Timothy Kreider

Author of two essay collections, We Learn Nothing (2013) and I Wrote This Book Because I Love You (2019). His essay, “A Man and His Cat,” was included in Best American Essays 2015, and his essays on film have been frequently anthologized. Kreider was a cartoonist for 12 years and published three collections of his work with Fantagraphics Books: The Pain—When Will It End?, Why Do They Kill Me?, and Twilight of the Assholes. SLC, 2022–

Graduate Courses 2023-2024

MFA Writing

Raiding the Land of Make-Believe: Fiction for Nonfiction Writers

Graduate Seminar—Fall

Writers don’t discriminate between forms or genres as much as critics or academics do. Writers read fiction and nonfiction alike—novels and memoirs, stories and essays—scavenging ideas and techniques omnivorously. This will be a creative nonfiction class; but we’ll primarily be reading fiction, as well as books on the fuzzy boundary between fiction and non-, scrutinizing them for anything that we can steal and put to our own purposes. Can’t nonfiction prose be as opulently gorgeous as lyric novels? Is there a place in nonfiction for genre conventions like melodrama or suspense—for surprise twists or strategically withholding information? Does your story need to be in boring, old, chronological order? Do you have to be a reliable narrator? How much does your persona and voice overlap with the real you? We’ll also, unavoidably, stumble into the icky ethical mire of exactly how true things need to be for the purposes of nonfiction—and who gets hurt or implicated by the truth—and slog on through. We’ll just hash it all out, is what we’ll do. Students will write some exercises to explore these questions and incorporate the techniques that we study into their own works-in-progress.

Faculty

Previous Courses

MFA Writing

How to Make Your Life [Seem to] Matter: Writing Essays—Nonfiction Workshop

Workshop—Spring

Nonfiction has to be based on real life but is also supposed to make sense and mean something—two things that real life consistently fails to do. The fact that “it really happened” may make a story interesting in bars but not necessarily on paper. How do you reconcile the messy raw material of reality with the requirements of art? How do you turn the pointless meandering up and down of life into something shaped like a story? How do you render your own personal experience into something significant and universal, something worth reading? How do you make it all seem to mean something? How do you make your life matter?

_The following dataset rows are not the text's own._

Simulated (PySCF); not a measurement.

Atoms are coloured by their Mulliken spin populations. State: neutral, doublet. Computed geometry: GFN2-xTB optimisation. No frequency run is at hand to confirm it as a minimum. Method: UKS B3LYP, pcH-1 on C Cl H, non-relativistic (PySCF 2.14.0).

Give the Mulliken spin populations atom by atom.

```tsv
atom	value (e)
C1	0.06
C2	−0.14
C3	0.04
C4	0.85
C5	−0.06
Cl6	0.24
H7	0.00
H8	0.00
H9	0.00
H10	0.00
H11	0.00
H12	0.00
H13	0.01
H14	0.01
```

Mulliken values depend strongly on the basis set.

We’ll hash these questions over in class as thoughtfully as we can. We’ll read beautiful, hilarious, and moving essays, memoirs, and journalism to see how writers who are smarter and more talented than we have managed to pull it off. We’ll labor to find strange new ways of saying the same old obvious truths. We’ll talk euphony and rhetoric, memorize snatches of great literature, and write letters to loved ones. And we will do the least fun thing anyone can voluntarily do—write essays ourselves.

By the end of this course, students will understand life.

Faculty

Nonfiction Workshop: I’m Not Making This Up: Writing Creative Nonfiction

Workshop—Fall

Nonfiction has to be based on real life, but it’s also supposed to make sense and mean something—two things that real life consistently fails to do. The fact that something really happened does not, in itself, make it interesting. How to reconcile the messy raw material of reality with the necessities of art? How to lop off little segments of time that are shaped like stories? How to render your mundane and idiosyncratic personal stories into something significant and universal—something worth reading? How to make your life matter? Another touchy issue is that of literal veracity vs. artistic truth: When does artistry become falsification? How to write honestly and bravely without forfeiting all privacy? Also, hey, won’t everyone you know get mad at you if you write about them? No one’s pretending there are clear or easy answers to these questions. What we’ll do is hash them over in class as truthfully and thoughtfully as we can. We’ll read beautiful, hilarious, and moving essays and memoirs and journalism to see how writers smarter and more talented than we, from Montaigne to Michael Herr, have managed it. We’ll labor to find strange new ways of saying the same old truths. We’ll talk euphony and rhetoric, memorize snatches of great literature, and write letters to loved ones. And we will do the very least fun thing anyone can voluntarily do—write essays ourselves. By the end of this course, students will understand life.